A metamaterial absorber is a type of metamaterial intended to efficiently absorb electromagnetic radiation such as light. Furthermore, metamaterials are an advance in materials science. Hence, those metamaterials that are designed to be absorbers offer benefits over conventional absorbers such as further miniaturization, wider adaptability, and increased effectiveness. Intended applications for the metamaterial absorber include emitters, photodetectors, sensors, spatial light modulators, infrared camouflage, wireless communication, and use in solar photovoltaics and thermophotovoltaics.
For example, metamaterial absorbers can be used to improve the performance of photodetectors. Metamaterial absorbers can also be used for enhancing absorption in both solar photovoltaic and thermo-photovoltaic applications. Skin depth engineering can be used in metamaterial absorbers in photovoltaic applications as well as other optoelectronic devices, where optimizing the device performance demands minimizing resistive losses and power consumption, such as photodetectors, laser diodes, and light emitting diodes.
In addition, the advent of metamaterial absorbers enable researchers to further understand the theory of metamaterials which is derived from classical electromagnetic wave theory. This leads to understanding the material's capabilities and reasons for current limitations.
Interest in metamaterials is a result of their flexibility when interacting with and controlling electromagnetic radiation such as light. These are optical materials that can function in a manner similar to glass or prisms. However, these materials extend the capability to control the electromagnetic radiation that flows through them. Also the manner of control is different and new. With conventional materials the way to alter them is to add a chemical or material such as traces of lead added to glass. In contrast, it is the spacing and shape of a given metamaterial's components that define its use and the way it controls electromagnetic radiation. Unlike most conventional materials, researchers in this field can physically control electromagnetic radiation by altering the geometry of the material's components. Also, metamaterials have successfully interacted in electromagnetic bands across the spectrum from radio frequencies, to microwave, terahertz, across the infrared spectrum and almost to visible wavelengths.
"An electromagnetic absorber neither reflects nor transmits the incident radiation. Therefore, the power of the impinging wave is mostly absorbed in the absorber materials. The performance of an absorber depends on its thickness and morphology, and also the materials used to fabricate it." 

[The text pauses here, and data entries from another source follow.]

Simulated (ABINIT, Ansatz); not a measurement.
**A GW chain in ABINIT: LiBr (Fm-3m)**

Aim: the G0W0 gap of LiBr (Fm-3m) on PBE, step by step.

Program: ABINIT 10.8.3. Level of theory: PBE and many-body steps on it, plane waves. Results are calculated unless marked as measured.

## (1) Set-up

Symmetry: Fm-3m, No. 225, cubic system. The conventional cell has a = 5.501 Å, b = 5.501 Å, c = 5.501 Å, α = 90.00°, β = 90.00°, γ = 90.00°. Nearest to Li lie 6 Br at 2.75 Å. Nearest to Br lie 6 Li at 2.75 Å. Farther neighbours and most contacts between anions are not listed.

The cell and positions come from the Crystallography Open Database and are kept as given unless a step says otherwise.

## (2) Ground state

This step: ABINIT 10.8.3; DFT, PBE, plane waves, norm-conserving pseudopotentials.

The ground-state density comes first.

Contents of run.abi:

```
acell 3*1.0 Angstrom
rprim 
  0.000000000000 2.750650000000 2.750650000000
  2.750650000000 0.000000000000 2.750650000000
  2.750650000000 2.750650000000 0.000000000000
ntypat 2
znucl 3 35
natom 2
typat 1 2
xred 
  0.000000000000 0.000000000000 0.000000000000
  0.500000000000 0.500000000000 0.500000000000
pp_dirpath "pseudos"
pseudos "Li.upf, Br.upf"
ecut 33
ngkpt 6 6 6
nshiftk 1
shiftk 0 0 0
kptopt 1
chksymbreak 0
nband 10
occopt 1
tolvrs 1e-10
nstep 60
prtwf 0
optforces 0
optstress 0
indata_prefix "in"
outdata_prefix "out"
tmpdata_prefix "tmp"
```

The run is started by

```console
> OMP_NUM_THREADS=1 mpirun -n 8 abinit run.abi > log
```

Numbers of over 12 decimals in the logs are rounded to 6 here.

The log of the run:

"A near unity absorber is a device in which all incident radiation is absorbed at the operating frequency–transmissivity, reflectivity, scattering and all other light propagation channels are disabled. Electromagnetic (EM) wave absorbers can be categorized into two types: resonant absorbers and broadband absorbers.
A metamaterial absorber utilizes the effective medium design of metamaterials and the loss components of permittivity and magnetic permeability to create a material that has a high ratio of electromagnetic radiation absorption. Loss is noted in applications of negative refractive index (photonic metamaterials, antenna systems metamaterials) or transformation optics (metamaterial cloaking, celestial mechanics), but is typically undesired in these applications.
Complex permittivity and permeability are derived from metamaterials using the effective medium approach. As effective media, metamaterials can be characterized with complex ε(w) = ε1 + iε2 for effective permittivity and µ(w) = µ1 + i µ2 for effective permeability. Complex values of permittivity and permeability typically correspond to attenuation in a medium. Most of the work in metamaterials is focused on the real parts of these parameters, which relate to wave propagation rather than attenuation. The loss (imaginary) components are small in comparison to the real parts and are often neglected in such cases.
However, the loss terms (ε2 and µ2) can also be engineered to create high attenuation and correspondingly large absorption. By independently manipulating resonances in ε and µ it is possible to absorb both the incident electric and magnetic field. Additionally, a metamaterial can be impedance-matched to free space by engineering its permittivity and permeability, minimizing reflectivity. Thus, it becomes a highly capable absorber.
This approach can be used to create thin absorbers. Typical conventional absorbers are thick compared to wavelengths of interest, which is a problem in many applications. Since metamaterials are characterized based on their subwavelength nature, they can be used to create effective yet thin absorbers. This is not limited to electromagnetic absorption either.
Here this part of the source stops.